Beware of self-inflicted wounds
But Trump must be careful when enacting punitive measures against China because they could quickly harm the US, too. For instance, Trump said the "practices" of Chinese companies listed in the US will be investigated in order to exclude them from US stock markets if necessary. While this would severely limit the ability of Chinese companies to raise money selling shares in the US, his actions would ultimately weaken the New York Stock Exchange (NYSE), while strengthening the Hong Kong Stock Exchange (HKEX).
With Hong Kong still being the most important financial center in Asia that is where companies would have to go to do business. Still, Wall Street will know how to prevent such a move.
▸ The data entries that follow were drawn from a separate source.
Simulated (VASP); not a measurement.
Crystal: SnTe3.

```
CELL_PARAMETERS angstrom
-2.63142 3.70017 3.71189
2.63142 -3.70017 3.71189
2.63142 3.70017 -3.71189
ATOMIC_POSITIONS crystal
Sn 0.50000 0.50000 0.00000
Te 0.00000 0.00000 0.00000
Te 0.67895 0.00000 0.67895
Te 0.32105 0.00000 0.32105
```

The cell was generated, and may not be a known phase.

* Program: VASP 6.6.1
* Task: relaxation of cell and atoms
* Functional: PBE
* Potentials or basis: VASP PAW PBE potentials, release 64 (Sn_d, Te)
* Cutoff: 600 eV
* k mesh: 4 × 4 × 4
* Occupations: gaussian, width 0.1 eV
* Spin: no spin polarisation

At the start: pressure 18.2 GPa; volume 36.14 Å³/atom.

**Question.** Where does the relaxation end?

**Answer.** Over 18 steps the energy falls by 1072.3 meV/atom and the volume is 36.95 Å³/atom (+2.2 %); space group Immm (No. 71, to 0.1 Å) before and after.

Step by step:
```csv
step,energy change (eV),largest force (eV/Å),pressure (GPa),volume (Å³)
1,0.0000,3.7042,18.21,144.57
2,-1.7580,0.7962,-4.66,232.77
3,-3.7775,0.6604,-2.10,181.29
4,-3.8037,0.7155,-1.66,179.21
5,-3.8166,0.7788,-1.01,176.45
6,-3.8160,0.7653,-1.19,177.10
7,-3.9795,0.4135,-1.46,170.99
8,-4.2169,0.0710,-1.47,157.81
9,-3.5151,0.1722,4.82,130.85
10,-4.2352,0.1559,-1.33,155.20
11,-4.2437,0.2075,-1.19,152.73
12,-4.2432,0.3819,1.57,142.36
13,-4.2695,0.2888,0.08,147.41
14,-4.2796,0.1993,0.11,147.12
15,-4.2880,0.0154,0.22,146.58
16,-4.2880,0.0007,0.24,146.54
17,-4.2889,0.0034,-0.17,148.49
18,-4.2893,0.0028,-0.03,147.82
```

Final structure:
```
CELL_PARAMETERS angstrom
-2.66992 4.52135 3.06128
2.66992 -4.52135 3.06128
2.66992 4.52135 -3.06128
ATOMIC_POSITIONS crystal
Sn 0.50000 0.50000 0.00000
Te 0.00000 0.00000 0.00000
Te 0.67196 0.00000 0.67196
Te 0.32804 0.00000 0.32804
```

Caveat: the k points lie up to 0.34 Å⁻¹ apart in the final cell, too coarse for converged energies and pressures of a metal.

Trump also threatened to reduce the number of Chinese students in the US, saying China's military allegedly misuses them for industrial and research espionage. China's students, for many years the largest group of foreign students in the US, will now think twice before heading to American universities in the face of such threats.
On the one hand, this means they will be shut out of one of the best education systems in the world, but, on the other hand, their absence also weakens American elite universities that benefit from the tuition fees of wealthy Chinese students — students who also enhance US universities' scientific reputations. If they stay away permanently, brain drain is a given, in particular in already battered Silicon Valley. Hong Kong's neighboring city Shenzhen, considered to be the new Silicon Valley, would stand to directly benefit from such a policy.
In his speech, Trump also reiterated America's withdrawal from the World Health Organization (WHO) claiming it is a "puppet of China." However, withdrawal is not that simple because WHO contributions are approved by the US Congress and not the president. In the long term, however, a WHO without the USA would bind poorer countries in Africa and Asia even more closely to China and make Taiwan's observer status in the health organization even less likely.
Beijing fights back
Trump knows Beijing is fighting back. Earlier this week, the Chinese government ordered large importers to stop buying agricultural products in the US. American farmers, many of them Trump voters, will immediately feel the impact as they will be unable to sell their goods.
That is why Trump needs an intact trade deal with China for his re-election. And that is exactly why he did not mention the phase-one trade agreement between China and the US in his speech, despite repeated threats over the past few weeks to scrap it if China did not come to heel.
All of this shows that Trump's political decisions are not about freedom of movement in Hong Kong, but primarily about US domestic policy. He wants to present his base with the image of himself as a tough guy who resolutely opposes China — albeit while attempting to do so without actually stepping on China's toes.
Not a credible partner
To make matters worse, Trump's uncompromising, authoritarian stance towards the Black Lives Matter protests in the US makes him a less credible partner to the Hong Kong protest movement than ever before. His choice of words has been strikingly similar to those of Chinese state media during the fierce protests in Hong Kong last year. Trump threatened to deploy "thousands and thousands" of soldiers to control "chaos" and "anarchy," he spoke of "thugs" and "terrorists" — terms Beijing used to stir up public opinion against the protests in Hong Kong last year.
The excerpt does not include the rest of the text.